In the library there is a book that has a few pages hollowed out for a plastic milk cap and a sticky note on which is written the number for the local police station. This is our escape route.  Everybody knows about it.  Nobody takes it.  "Do you know how many calls like this they get each day?" asks one of the veteran women.  "Like 700.  And the penalty for trying is severe."  She says this with a glance upstairs.  I think about it for a long time.  The odds are very against me.  But I want to believe the police will come.  I have been raised to believe they will come.

In the end, I put the book back and trudge upstairs.  It isn't so bad here, I tell myself.  It is harrowing.

I wake up to Meshparjai screaming for me. "Dad!  Dad!"

It is late.  I stayed up late to watch Sesame Street with her (Elmo's Elfabet Challenge), then skipped morning drill to hold a sleeping Thayet for half an hour, and fell asleep with my arms around her.  I should have been on the train half an hour ago.

I hurry over to Meshparjai's room.  Last night we talked about how I would already be at work when she woke up.  She has been brave to stay in her bed like I told her to instead of running into our room.  "Yes, ad'ika? Daddy is late for work.  I need to take a shower and get ready to go."

She thinks about this.  Her bottom lip quivers.  "I'll come with you, " she declares.  This will slow me down.  I explain that Daddy needs to get ready to go very quickly.

She enunciates her response carefully.  She is using a formulation I have never heard her use before, and wants to be certain I understand.

"I just ... need to."

We head down the hall, and for a moment all other emotions are crowded out; she is filled with relief and happiness as only a fairy or toddler can be filled.  She chants, "I'm following you, Dad!"

The relief is ephemeral, as all such fillings must be.  In the bathroom she finds sunglasses and puts them on against the sudden brightness.  I throw myself into and out of the shower and find her curled up on the bathmat.  She struggles to her feet, determined not to miss anything I do.  I get dressed while Thayet slumbers, explaining to her what I am doing.  The concept of work is new to her, and I want to reinforce it. "These are the clothes Daddy is going to wear to work."  I debate saying I have to dress up for work.

"And that shirt?" she asks as I button my shirt.

"Yup," I say.  "This is the shirt I will wear to work."

"You look cool, Dad," she says with a big smile.

In the kitchen I explain that Daddy has to make breakfast and lunch because I will still be at work for lunch.  "But where will I be for dinner?"  She thinks but cannot remember or deduce.   "Home.  Home for dinner."

She has seen sandwiches before but is fascinated as I make mine.  "You put butter on the bread?" she asks.

Yup, the peanut butter goes on the bread.  And the jam goes on the other side.  Toddler mind blown.
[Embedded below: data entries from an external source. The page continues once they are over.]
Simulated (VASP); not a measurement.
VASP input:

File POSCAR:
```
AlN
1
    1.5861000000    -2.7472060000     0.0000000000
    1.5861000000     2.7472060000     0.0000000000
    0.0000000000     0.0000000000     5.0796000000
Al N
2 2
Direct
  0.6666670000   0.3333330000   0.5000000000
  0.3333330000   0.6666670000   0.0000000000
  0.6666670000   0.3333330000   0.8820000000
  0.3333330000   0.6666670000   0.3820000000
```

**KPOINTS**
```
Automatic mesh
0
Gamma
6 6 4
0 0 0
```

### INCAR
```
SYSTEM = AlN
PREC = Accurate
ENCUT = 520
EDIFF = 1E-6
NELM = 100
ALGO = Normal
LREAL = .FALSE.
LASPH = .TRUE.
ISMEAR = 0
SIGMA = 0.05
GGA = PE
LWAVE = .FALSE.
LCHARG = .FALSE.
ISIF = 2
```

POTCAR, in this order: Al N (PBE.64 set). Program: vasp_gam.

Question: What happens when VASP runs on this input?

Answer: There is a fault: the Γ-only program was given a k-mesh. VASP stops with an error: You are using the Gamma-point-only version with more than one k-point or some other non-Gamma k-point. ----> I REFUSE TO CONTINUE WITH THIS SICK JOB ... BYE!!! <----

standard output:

We go back to the bathroom to collect my electronics.  I explain that, now that Daddy has his food packed, I have to pack my backpack.  She frowns at this and looks like she is fighting back tears.  She associates backpacks with trips, and she knows I am on a long trip somewhere far away from her.  I am not going on a trip. I promised I would tell her before I go back on my trip so it would not be a surprise.  I am going to work.  I place a veritable snake's nest of power cords into my backpack.  "See?  Daddy is going to take his backpack to work."  Oh.  That's beginning to be okay.

It's time to go.  I pull her onto my lap on the couch.  She is holding it together so far, and clearly tired, so I ask if she would like to go back to her own room to sleep.  "Yes," she says with a little wail, but it costs her something.  Her room is where she goes to be abandoned, a magical prison chamber from which she emerges to find parents missing.  She knows it is what I want to hear, though.  Her face begins to crumple.

I can't take it.  I've been trying to be quiet all morning because Thayet has been having trouble sleeping, joking in whispers with Meshparjai about not waking Mommy up, but for an instant all that flies out of my head.  I am not thinking about how a crying girl will probably wake my wife up just as I have to leave.  I only that my little girl is sad.  Ne'briikase.

"Or," I say, "you can sleep with Mommy, but you have to let her sleep."  (This concession has helped me recover my wits somewhat.)

She jumps at that.  "Okay," she sniffles.  I lead her back to the bedroom and help her into bed.  She tucks herself in, and I pull the covers up to her chin.  Thayet stirs.  "Remember," I whisper, "you have to let Mommy sleep."

"Okay," she says.  I can hear the dejectedness creeping into her voice.

"And where is Daddy going?"

She gets it now.  "To work!"  She has trouble forming the unfamiliar word, but she says it with a smile.

"And after work, where will I be?"

She thinks about that one.  She doesn't know.